The Louisville Metro Council is mulling the idea of a government-owned broadband network (GON). This would be an inappropriate and irresponsible use of hard-earned taxpayer dollars.
The roughly $5.4 million GON plan before the Council would span 90 miles in Jefferson County, with the majority of its footprint overbuilding KentuckyWired – a more than $330 million statewide GON currently being constructed.
While proponents of government Internet have painted a very rosy picture of the Louisville GON plan, residents of the city should not take the bait. Dozens of examples nationwide have proven GONs are a terrible deal for taxpayers. GONs in Bristol, Virginia; Memphis, Tennessee; Marietta, Georgia and many other cities failed, and then were all sold for pennies on the dollar, leaving taxpayers on the hook for millions.
Why did all of these undertakings end in similar tragedy?
Government entities are not capable of building out and maintaining broadband networks, as they lack the expertise and resources necessary to remain up-to-date in such a rapidly changing industry. This truth is already being echoed in Louisville, as the plan pending before the Metro Council notes that half of total project dollars will be spent in the last 6.6 miles alone, a claim that private industry experts cannot piece together.

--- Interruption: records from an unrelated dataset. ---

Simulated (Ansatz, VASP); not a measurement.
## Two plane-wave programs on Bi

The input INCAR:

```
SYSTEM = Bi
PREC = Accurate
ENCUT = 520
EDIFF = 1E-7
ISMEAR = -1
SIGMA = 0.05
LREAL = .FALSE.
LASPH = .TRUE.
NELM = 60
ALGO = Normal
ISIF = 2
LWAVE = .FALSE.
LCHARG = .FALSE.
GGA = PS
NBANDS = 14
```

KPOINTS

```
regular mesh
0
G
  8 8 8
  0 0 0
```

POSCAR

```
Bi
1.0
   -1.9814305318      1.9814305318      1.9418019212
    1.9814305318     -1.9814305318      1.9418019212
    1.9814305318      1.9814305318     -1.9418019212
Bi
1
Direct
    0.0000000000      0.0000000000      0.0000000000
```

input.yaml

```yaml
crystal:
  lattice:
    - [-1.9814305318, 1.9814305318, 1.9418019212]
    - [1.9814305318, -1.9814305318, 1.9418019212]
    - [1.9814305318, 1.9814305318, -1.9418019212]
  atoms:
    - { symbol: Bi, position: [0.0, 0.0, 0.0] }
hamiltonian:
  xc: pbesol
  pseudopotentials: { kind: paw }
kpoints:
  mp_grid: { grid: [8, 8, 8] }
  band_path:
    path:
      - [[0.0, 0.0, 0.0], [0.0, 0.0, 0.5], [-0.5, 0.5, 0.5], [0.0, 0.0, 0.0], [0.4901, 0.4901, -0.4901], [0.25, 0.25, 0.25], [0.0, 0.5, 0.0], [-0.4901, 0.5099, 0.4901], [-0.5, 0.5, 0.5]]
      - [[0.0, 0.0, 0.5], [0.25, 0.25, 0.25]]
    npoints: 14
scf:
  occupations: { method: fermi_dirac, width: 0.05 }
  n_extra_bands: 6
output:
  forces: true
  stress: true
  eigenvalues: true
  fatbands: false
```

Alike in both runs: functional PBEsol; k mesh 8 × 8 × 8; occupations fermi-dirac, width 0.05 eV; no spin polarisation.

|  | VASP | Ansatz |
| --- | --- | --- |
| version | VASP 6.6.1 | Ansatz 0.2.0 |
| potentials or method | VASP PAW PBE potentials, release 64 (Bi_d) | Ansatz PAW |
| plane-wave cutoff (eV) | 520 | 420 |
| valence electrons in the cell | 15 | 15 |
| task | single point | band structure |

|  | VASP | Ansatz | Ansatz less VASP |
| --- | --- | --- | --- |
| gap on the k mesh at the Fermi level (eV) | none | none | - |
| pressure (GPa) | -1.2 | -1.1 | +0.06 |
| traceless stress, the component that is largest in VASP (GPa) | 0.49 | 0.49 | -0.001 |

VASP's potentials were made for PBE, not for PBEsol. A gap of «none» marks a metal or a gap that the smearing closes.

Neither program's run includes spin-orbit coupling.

These experts have thoroughly reviewed this small stretch of land, and concluded that at least three quarters of construction in the area would be above ground. To put this point in context, the experts explained that even if the 6.6 miles required the extreme of digging up the streets, laying the fiber, and then rebuilding the streets – a method that would only be required to run fiber to the home, which is not nearly as far as the Louisville plan is intended to go – private providers estimate it should still cost about $1 million less than the city’s projected expense.
The Louisville Council, like many others that have attempted to play in the broadband industry, is way out of its element.
In addition to the Louisville GON plan being a very risky way to spend taxpayer dollars, it is also wildly inappropriate. Currently, more than 35 providers offer service in Louisville. And thanks to their commitment and investments to the area over the years, 99.9 percent of Jefferson County’s population has access to speeds of 50 Mbps. While some purport adding a GON to the mix would simply result in more competition and choices for consumers, that is a very shallow perspective.
GONs unfairly compete with private providers because government entities can subsidize costs with tax dollars, and thus charge consumers below the cost of service. Private sector providers, on the other hand, cannot do this because it would drive them out of business. As such, private providers are discouraged from expanding, investing, and remaining in areas where GONs are present, as their odds of success are hindered by unfair competition from an entity that doesn’t need to turn a profit.
Since it is vigorous competition between providers that spurs innovation, improves quality of service and drives prices down, GONs leave consumers at risk for fewer choices, outmoded technology and deteriorating service.
There is no justification for pouring millions of hard-earned taxpayer dollars into “competition” with the private sector. Doing so would inflict a great deal of harm on taxpayers and consumers in Louisville, and chill innovation.
If the Metro Council truly wants to improve broadband service in Louisville, they should put the GON plan to halt, get out of the way, and allow the private sector to thrive.